By Shawn Ness | April 8, 2024

Students gathered during Wednesday’s Student Association meeting as Student Association Senate considered the Boycott, Divest, Sanction Resolution.

Photo Credit: Shawn Ness / The ASP

The Student Association passed the Boycott, Divest, Sanction (BDS) resolution, which calls for a ceasefire in the Israel-Hamas war, as well as an academic boycott and “End to University Complicity in Genocide.” The consideration drew out many protesters of the bill, but even more supporters of it, easily making it the most crowded meeting of the year.

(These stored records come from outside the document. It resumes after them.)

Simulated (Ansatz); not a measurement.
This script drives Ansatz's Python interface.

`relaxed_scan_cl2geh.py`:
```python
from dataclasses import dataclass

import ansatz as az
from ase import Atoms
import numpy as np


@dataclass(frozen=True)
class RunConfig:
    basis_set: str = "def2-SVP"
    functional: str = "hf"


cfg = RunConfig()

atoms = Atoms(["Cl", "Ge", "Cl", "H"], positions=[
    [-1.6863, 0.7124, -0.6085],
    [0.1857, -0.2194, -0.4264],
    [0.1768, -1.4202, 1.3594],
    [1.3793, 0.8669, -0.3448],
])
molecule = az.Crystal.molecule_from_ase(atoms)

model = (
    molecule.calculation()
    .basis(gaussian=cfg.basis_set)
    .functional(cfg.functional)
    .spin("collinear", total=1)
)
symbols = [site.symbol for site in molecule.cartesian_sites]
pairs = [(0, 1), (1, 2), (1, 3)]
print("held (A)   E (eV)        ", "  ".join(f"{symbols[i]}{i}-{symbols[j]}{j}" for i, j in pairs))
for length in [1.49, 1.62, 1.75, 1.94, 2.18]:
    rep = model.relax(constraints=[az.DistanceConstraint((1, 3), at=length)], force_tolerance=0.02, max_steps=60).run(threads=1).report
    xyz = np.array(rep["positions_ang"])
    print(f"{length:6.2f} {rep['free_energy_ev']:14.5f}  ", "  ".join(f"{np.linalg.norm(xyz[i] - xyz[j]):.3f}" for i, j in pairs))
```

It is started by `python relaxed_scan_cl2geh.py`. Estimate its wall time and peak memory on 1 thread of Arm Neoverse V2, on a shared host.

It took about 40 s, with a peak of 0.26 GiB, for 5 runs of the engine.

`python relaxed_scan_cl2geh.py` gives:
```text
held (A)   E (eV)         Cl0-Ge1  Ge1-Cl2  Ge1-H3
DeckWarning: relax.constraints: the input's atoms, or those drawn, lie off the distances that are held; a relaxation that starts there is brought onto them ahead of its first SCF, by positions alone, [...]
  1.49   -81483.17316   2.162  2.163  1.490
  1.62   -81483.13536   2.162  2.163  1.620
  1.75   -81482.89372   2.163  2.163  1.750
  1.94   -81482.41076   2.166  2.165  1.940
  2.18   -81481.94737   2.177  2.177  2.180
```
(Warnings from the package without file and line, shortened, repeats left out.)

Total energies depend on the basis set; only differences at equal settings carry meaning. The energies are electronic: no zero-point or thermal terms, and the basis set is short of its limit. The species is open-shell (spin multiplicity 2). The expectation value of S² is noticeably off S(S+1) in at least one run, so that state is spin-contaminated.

Many Palestinian and Muslim students, as well as others, showed their support for the bill and encouraged all Senators to vote in favor of it. Many paralleled the struggle in Palestine to struggles with apartheid in South Africa. 

“Public opinion does not fully agree that what is happening in Palestine is a genocide because the people are uneducated on Israeli violence,” one student who supported the bill said. “This makes our movement for divestment from Israel much more complicated.” 

“This should make the significance of public opinion clearer to us and remind us of the importance of educating ourselves and the people around us,” the student continued. “So if you agree with me that we should divest from Israel, have your voice be heard today.”

Another student said that fighting for a ceasefire and the liberation of Palestine is the most important cause of her lifetime. 

“We can describe the Israeli military’s crimes as barbaric and inhumane. But in truth, no words can describe the atrocities that have happened not just since October, but since the Nakba in 1948, homes stolen, destroyed, children starving, women raped,” the student said. “All this has been happening for 75 years on land that was taken by force from its people, still being taken by force from its people.”

The Nakba was the mass displacement of Palestinian people in what is now Israel when they were forcefully expelled from the land during the 1948 Arab-Israeli war. 

A few Jewish students who spoke stated that the passage of the BDS resolution would lead to other Jewish students feeling unsafe on campus. 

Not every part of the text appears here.